(Bloomberg) -- Brazilian retailer Grupo Casas Bahia SA expects to turn a profit again next year now that it’s worked out a deal with creditors, with its top executive signaling that forecast may even be too conservative.

“When we put together the restructuring plan, the idea was to have a profitable company from 2025. But there is a chance to bring that forward,” Chief Executive Officer Renato Franklin said in an interview Wednesday. “With good expectations for the second quarter, we can say results expected for the end of the year could be anticipated.”

Casas Bahia, one of Brazil’s most popular retail chains, posted a net loss of 261 million reais ($51 million) in the first quarter this year. That’s narrower than the 375 million-real loss expected in a Bloomberg survey and an improvement on the 297 million-real loss in same period a year earlier. 

Shares in the company were up as much as 4.5% in Sao Paulo on Thursday morning. 

The company filed an out-of-court deal with its main creditors in late April to reschedule the payment of 4.1 billion reais in debt. The plan includes a 24-month grace period for interest payments and 30 months for the payment of the company’s main debt. “This increases our breathing room and allows us to focus on the company,” the CEO said.

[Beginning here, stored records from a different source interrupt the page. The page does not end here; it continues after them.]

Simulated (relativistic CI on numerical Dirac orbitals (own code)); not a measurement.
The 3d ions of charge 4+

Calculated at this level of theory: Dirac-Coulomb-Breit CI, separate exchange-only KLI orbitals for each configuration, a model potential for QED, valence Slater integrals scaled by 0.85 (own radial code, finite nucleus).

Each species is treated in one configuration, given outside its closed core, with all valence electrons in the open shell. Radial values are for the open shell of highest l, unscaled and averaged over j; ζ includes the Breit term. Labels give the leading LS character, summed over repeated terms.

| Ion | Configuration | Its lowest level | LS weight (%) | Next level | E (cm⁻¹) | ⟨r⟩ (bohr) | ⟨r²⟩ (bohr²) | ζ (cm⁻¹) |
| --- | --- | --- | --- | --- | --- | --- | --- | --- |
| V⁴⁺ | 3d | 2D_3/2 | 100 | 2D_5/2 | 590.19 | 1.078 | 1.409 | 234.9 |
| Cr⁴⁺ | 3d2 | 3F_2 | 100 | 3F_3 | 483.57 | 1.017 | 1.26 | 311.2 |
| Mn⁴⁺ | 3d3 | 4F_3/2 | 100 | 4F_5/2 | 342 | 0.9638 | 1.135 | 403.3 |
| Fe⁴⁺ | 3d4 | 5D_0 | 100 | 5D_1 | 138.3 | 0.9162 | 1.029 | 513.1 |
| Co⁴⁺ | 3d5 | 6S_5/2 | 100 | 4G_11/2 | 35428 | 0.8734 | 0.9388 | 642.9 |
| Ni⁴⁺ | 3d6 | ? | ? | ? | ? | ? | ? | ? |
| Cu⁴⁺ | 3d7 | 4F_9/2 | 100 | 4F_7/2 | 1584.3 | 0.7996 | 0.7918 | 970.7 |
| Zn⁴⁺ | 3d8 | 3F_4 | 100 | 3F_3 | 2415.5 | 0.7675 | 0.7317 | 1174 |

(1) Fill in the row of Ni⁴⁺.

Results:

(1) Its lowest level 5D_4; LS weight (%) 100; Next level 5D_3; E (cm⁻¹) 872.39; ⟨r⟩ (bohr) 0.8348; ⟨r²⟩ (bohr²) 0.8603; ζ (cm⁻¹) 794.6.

Analysts view even the official forecast for a profit in 2025 with skepticism. They project that Casas Bahia will have net losses until 2027, according to estimates compiled by Bloomberg.

Retailers in Brazil have been crushed by online competition from the likes of MercadoLibre Inc. and Shein Group Ltd. Many took on debt to improve their e-commerce logistics and infrastructure, then struggled when interest rates rose in the battle against inflation.

Franklin cited positive furniture sales data, improved credit-card issuance and optimism about Mother’s Day results, as well as progress on cost reduction and successful negotiations with creditors, as reasons to anticipate an upside surprise in coming months.

He said the company has already finished closing stores and is carrying out large liquidations to clear stock, which gave it “cleaner” results in the first quarter and took pressure off margins. Casas Bahia’s gross margin was 30% in the first three months of 2024.

Franklin said improved macroeconomic conditions would also act as a tailwind, but said Casas Bahia isn’t counting on that. “The plan is to make a profit with this scenario of repressed demand and high rates,” he said, adding that the retailer works with a benchmark Selic rate of 10% over a 12-month period.